# Wii #XXXX - Bleach: Versus Crusade (Japan)



## tempBOT (Dec 18, 2008)

^^wiirelease-1740^^Contributed by Chanser​


----------



## Gaisuto (Dec 18, 2008)

About freaking time, I've been waiting all day for this!
But it doesn't matter, some folks at GameFAQs who got the legit copy are saying it doesn't work with the Backup Loader...God dammit.


----------



## Rock Raiyu (Dec 18, 2008)

Gaisuto said:
			
		

> About freaking time, I've been waiting all day for this!
> But it doesn't matter, some folks at GameFAQs who got the legit copy are saying it doesn't work with the Backup Loader...God dammit.

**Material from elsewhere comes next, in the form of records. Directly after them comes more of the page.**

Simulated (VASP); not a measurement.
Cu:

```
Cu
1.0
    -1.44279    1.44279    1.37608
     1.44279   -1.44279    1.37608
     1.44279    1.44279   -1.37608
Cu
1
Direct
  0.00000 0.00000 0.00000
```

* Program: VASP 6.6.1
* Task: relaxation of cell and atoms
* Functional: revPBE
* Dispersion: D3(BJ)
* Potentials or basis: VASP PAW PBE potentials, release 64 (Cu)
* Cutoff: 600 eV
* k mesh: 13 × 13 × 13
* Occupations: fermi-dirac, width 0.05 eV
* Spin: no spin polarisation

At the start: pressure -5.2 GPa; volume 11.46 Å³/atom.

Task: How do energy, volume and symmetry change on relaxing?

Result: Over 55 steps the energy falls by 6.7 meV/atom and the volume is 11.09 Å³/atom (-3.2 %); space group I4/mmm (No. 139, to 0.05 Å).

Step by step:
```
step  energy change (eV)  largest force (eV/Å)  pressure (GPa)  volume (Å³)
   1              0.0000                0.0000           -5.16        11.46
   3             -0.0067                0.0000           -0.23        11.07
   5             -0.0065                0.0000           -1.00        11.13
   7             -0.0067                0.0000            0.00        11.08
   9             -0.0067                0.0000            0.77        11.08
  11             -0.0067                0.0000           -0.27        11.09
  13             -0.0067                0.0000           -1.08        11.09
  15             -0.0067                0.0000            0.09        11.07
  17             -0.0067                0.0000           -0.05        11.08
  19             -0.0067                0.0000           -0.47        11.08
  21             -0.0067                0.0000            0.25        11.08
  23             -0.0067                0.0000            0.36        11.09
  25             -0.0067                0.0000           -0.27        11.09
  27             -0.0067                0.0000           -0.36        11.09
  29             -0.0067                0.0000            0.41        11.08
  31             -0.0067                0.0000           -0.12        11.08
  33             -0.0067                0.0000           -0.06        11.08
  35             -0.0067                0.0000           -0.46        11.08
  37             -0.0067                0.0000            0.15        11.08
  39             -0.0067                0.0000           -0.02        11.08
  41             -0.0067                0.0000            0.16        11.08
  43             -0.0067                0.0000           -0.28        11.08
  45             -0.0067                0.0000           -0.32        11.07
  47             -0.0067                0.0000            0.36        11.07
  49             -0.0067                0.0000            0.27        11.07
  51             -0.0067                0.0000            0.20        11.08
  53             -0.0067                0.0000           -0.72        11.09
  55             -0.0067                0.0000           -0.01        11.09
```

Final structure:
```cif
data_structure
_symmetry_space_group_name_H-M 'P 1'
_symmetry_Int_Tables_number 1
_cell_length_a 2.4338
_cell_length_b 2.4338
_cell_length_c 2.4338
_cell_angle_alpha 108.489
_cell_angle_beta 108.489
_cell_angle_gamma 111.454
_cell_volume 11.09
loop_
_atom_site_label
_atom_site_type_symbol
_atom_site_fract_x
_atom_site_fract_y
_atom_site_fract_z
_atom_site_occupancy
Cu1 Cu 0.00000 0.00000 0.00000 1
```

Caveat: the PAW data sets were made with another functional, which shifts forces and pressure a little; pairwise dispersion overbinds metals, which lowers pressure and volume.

They better be lieing...please tell me they are lieing...


----------



## Gaisuto (Dec 18, 2008)

http://www.gamefaqs.com/boards/genmessage....;topic=47168647
There's at least two people confirming it... I hope someone can find a work around or I'm going to be sad. I was looking forward to this more than Tatsunoko.


----------



## Noitora (Dec 18, 2008)

I thought that my eyes were playing tricks on me but it really is out, I hope it's playable with my WiiKey.
Oh, I'm in the artbox.


----------



## Rock Raiyu (Dec 18, 2008)

Gaisuto said:
			
		

> http://www.gamefaqs.com/boards/genmessage....;topic=47168647
> There's at least two people confirming it... I hope someone can find a work around or I'm going to be sad. I was looking forward to this more than Tatsunoko.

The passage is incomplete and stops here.